5.9 ARIMA and SARIMA Models

5.9.1 ARIMA Models

ARIMA models are the same as ARMA models, but the i' stands for 'integrated', which refers to differencing. If you were differencing to remove the trend and seasonality, you could incorporate that difference in the model fitting procedure (like we did with the parametric modeling andxreg=`).

Below, we show fitting the model on the ORIGINAL data before removing the trend or seasonality. Then we do a first difference to remove the trend and a first-order difference of lag 12 to remove the seasonality.

The little \(d\) indicates the order of differences for lag 1, the big \(D\) indicates the order of seasonal differences,, and \(S\) gives the lag for the seasonal differences. Once we know the differencing that we need to do, we incorporate the differencing into the model fitting, which will give us more accurate predictions for the future.

mod.fit4 <- sarima(birth, p = 0, d = 1, q = 1, D = 1, S = 12) #this model includes lag 1 differencing and lag 12 differencing
mod.fit4$fit

Notice, this model with differencing isn’t any better than the ARMA model with the spline trend and indicator variables for the month.

5.9.2 Seasonal ARIMA Models

The s in the sarima() is seasonal. A Seasonal ARIMA model allows us to add a seasonal lag (e.g., 12) into an ARMA model. The model is written as

\[\Phi(B^S)\phi(B)Y_t = \Theta(B^S)\theta(B)W_t\] where the non-seasonal components are: \[\phi(B) =1 - \phi_1B- \phi_2B^2 - \cdots - \phi_pB^p\] and \[\theta(B) = 1+ \theta_1B+ \theta_2B^2 + \cdots + \theta_qB^q\] and the seasonal components are: \[\Phi(B^S) =1 - \Phi_1B^S- \Phi_2B^{2S} - \cdots - \Phi_pB^{PS}\] and \[\Theta(B^S) = 1+ \Theta_1B^S+ \Theta_2B^{2S} + \cdots + \Theta_qB^{QS}\]

Why you might need a Seasonal ARMA?

If you see strong seasonal autocorrelation in the residuals after you fit a good ARMA model, try a seasonal ARMA.

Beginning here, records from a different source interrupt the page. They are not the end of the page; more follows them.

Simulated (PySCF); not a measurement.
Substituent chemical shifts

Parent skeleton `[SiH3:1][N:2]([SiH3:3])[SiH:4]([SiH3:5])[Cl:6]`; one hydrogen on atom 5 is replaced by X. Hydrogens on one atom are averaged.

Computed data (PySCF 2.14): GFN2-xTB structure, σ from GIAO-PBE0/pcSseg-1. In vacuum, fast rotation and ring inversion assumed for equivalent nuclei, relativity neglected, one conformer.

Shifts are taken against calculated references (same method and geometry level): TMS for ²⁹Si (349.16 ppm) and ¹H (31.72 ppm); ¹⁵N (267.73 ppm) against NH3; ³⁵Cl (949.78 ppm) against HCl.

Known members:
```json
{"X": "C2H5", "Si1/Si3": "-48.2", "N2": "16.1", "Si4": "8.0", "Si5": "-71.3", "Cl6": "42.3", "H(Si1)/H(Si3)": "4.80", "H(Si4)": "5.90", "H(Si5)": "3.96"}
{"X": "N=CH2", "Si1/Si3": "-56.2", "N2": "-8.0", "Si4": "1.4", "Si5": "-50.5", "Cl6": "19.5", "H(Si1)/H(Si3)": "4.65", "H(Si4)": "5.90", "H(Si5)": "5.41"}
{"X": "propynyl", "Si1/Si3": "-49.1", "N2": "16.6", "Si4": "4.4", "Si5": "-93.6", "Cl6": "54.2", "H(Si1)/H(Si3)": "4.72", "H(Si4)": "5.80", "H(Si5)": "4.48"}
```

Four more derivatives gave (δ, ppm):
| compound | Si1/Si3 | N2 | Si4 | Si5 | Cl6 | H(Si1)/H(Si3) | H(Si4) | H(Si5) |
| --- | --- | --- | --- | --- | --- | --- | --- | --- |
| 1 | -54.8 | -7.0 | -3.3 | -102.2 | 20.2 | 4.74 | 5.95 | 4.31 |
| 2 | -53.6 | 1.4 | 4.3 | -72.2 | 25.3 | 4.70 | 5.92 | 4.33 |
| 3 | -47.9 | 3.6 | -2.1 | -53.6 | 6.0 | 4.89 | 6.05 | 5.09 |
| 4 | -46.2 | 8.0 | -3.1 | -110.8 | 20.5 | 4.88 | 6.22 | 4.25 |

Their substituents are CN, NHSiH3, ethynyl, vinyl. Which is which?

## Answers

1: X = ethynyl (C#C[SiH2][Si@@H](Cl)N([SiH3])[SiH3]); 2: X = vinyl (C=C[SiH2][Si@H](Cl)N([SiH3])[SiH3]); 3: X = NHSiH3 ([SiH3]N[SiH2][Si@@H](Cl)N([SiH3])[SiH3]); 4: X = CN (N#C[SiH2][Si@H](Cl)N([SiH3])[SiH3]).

If strong seasonal autocorrelation (non-zero values at lag \(S\), \(2S\), etc.) drops off after Q seasonal lags, you can fit a seasonal MA(Q) model.

On the other hand if you see a strong seasonal partial autocorrelation that drops off after P seasonal lags, you can fit a seasonal AR(P) model.

acf2(resid(GoodMod$fit)) #Notice the high ACF and PACF for lag 1 year (12 months) -- only look at 1 year, 2 years, etc. is there a pattern?


mod.fit5 <- sarima(birthTS$Value, p = 1,d = 0, q = 1,P = 0, D = 0, Q = 1, S = 12, xreg = X) #ARMA(1,1) + SeasonalMA(1)



mod.fit6 <- sarima(birthTS$Value, p = 1,d = 0, q = 1,P = 1, D = 0, Q = 0, S = 12, xreg = X) #ARMA(1,1) + SeasonalAR(1)
GoodMod$BIC
mod.fit6$BIC
mod.fit5$BIC

While the p-values are still not ideal, the model with spline trend, indicator variables for the month, ARMA(1,1) + SeasonalAR(1) for errors has the lowest BIC, and the SARIMA coefficients are all significantly different from zero.